With the failure of its active radar less than a year into the mission, NASA’s Soil Moisture Active Passive observatory is crippled but functional. Thankfully, the passive radiometer is still working perfectly, salvaging the satellite.


Launch of the SMAP observatory on January 31, 2015 from Vandenberg Airforce Base in California. Image credit: NASA/Bill Ingalls

The Soil Moisture Active Passive (SMAP) observatory launched on January 31, 2015. It hit the right orbit and deployed properly, downlinking first calibrated data in April. That data is still being processed by NASA, but we should be seeing initial maps of global soil moisture levels this month and a full data release by November. But this summer, something went terribly wrong.

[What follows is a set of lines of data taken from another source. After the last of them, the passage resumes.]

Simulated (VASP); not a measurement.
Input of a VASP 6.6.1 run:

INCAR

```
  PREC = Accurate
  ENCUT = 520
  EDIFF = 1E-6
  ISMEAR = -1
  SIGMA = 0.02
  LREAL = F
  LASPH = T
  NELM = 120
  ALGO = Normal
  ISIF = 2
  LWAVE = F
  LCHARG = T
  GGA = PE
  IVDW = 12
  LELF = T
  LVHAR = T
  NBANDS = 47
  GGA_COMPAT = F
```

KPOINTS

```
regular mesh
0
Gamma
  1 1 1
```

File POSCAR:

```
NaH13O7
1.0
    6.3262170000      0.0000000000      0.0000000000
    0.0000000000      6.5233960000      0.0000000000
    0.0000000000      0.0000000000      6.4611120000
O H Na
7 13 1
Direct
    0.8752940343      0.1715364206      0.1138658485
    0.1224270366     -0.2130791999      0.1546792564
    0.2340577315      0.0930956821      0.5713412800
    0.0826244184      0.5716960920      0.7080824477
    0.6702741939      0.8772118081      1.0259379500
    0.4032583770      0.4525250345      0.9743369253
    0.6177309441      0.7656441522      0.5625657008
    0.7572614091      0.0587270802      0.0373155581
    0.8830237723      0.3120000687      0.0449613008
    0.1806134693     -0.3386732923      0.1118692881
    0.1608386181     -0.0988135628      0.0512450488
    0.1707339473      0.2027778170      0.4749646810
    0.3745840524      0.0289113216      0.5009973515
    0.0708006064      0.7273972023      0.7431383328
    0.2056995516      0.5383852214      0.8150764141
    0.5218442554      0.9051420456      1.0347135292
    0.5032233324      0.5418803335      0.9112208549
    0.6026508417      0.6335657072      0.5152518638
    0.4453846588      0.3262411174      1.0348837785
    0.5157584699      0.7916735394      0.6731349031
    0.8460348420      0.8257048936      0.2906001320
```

Water volume in the top 5 centimeters (2 inches) of soil from April 15 to April 22, 2015. Wetter areas are blue, drier areas are yellow, and frozen areas are white. Image credit: NASA/SMAP/Mika McKinnon

Like any good horror movie, the first indicator was mild. An anomaly cropped up at 2:16pm on July 7th, with SMAP halting radar transmissions. Everything else continued normally, and the spacecraft kept collecting data with its passive radiometer.

The mission team tried troubleshooting the problem. And poked at it, and prodded, and finally figured out that an anomaly in the low-voltage power supply was causing problems for the radar’s high-power amplifier. Without the amplifier to boost power levels of the radar pulse to over 500 watts, the scattered energy would be far too spread out to be measured by the satellite. Yet even after identifying the source of the problem, the radar instrument stayed in safe mode. After a summer of troubleshooting, the team tried to power up the radar unit August 24th. They failed.


Finally, they surrendered to the inevitable: On September 2, 2015, SMAP’s mission scientists declared the radar unit lost. The active and passive instruments were designed to complement each other, but the mission is still possible even with the radar dead. Relying only on the passive radiometer, the observatory’s resolution is fuzzier, dropping from areas 9 kilometers (5.6 miles) across for soil moisture or 3 kilometers (1.9 miles) for freeze-thaw regions to a much coarser 40 kilometers (25 miles) for each characteristic. That, and “Active” part of the observatory’s name is now a painfully lingering relic of potential science now lost.

Data from field measurements of soil moisture are essential for calibrating the satellite data. Image credit: Amy McNally


The SMAP observatory collected nearly three months of data with all instruments functioning, more with just the passive instruments. The data tracks soil moisture and freeze-thaw conditions, an entirely novel dataset for researchers investigating our planet’s water, earth, and carbon cycles. Scientists are also finding ways to use the radiometric data to monitor sea surface salinity and surface wind speeds.

The observatory is in the first year of its planned three-year mission, with the possibility of extensions prolonging the mission after that. Once it hits its stride, it’ll be able to produce global maps every two to three days.


Top image: Artist’s concept of the SMAP observatory monitoring soil moisture levels and freeze-thaw conditions. Credit: NASA

Contact the author at mika.mckinnon@io9.com or follow her at @MikaMcKinnon.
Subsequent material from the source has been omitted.